1. Orders of the Interstate Commerce Commission requiring
carriers to desist from spotting cars on industrial plant tracks as
part of the service rendered under interstate line-haul rates and
from granting allowances out of the line-haul rates to industries
doing such spotting
held adequately supported by the
Commission's findings in each case that the interchange tracks of
the respective industries are reasonably convenient points for the
receipt and delivery of interstate shipments, and that the industry
performs no service beyond those points of interchange for which
the carrier is compensated under its interstate line-haul rates. P.
301 U. S.
406.
These findings are an adjudication by the Commission that the
spotting service within the plants is not transportation service
which the carriers are bound to render in respect of receipt and
delivery of freight.
2. The Commission is not foreclosed by its earlier decisions
from investigating the varied practice of making allowances for
plant switching and from making proper orders to regulate the
practice and prevent performance of a service not within the
carriers' transportation obligation. P.
301 U. S.
407.
3. Upon finding that the carriers' service of transportation is
complete upon delivery to the industries' interchange tracks, and
that
Page 301 U. S. 403
spotting within the plants is not included in the service for
which the line-haul rates were fixed, there is power in the
Commission to enjoin the performance of that additional service or
the making an allowance to the industry which perform it. P.
301 U. S.
408.
4. The Commission's findings are sustained by the evidence. P.
301 U. S.
409.
15 F. Supp. 711 reversed.
Appeal from a decree of the District Court, of three judges,
setting aside orders of the Interstate Commerce Commission
concerning the spotting of cars. The case was a consolidation of
several cases, each brought by a different industrial corporation,
which were tried together and disposed of by one decree.

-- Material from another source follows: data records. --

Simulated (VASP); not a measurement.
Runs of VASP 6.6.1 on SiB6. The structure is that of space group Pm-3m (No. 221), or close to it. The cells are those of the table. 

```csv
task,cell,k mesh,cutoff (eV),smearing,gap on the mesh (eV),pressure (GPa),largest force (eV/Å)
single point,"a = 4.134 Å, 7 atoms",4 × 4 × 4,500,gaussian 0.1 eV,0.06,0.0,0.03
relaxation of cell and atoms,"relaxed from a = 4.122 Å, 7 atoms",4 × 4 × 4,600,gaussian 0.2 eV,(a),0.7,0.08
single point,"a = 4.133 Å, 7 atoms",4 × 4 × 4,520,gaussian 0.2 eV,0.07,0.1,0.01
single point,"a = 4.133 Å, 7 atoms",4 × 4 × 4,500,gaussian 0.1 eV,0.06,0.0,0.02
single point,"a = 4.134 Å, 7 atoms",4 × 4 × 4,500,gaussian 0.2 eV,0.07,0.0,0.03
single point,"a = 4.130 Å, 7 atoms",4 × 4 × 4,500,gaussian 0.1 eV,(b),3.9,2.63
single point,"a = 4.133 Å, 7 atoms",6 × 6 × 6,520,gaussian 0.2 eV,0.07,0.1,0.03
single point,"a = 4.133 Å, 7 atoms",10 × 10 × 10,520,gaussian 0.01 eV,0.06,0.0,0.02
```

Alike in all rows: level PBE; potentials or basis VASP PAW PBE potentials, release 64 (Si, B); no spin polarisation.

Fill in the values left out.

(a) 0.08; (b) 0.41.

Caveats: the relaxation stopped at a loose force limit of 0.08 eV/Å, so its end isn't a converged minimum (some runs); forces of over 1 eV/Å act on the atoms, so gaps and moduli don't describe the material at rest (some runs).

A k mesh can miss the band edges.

MR. JUSTICE ROBERTS delivered the opinion of the Court.
This is an appeal from decrees of a specially constituted
District Court [
Footnote 1] of
three judges enjoining and setting aside orders of the Interstate
Commerce Commission
Page 301 U. S. 404
which required certain carriers to cease and desist from
spotting cars on industrial plant tracks as part of the service
rendered under interstate line-haul rates and from granting
allowances out of the line-haul rates to industries doing such
spotting. The appellees are five industrial concerns affected by
the orders. They contend that the spotting service in question is
"transportation" within the meaning of the Interstate Commerce Act;
that the performance of the service, or the payment of an allowance
to an industry which itself performs it, is sanctioned by custom
and practice and by previous adjudications of the Commission, and
that line-haul rates were fixed in contemplation of the rendition
of such service. They further charge the orders are void because
not supported by the Commission's findings or the evidence.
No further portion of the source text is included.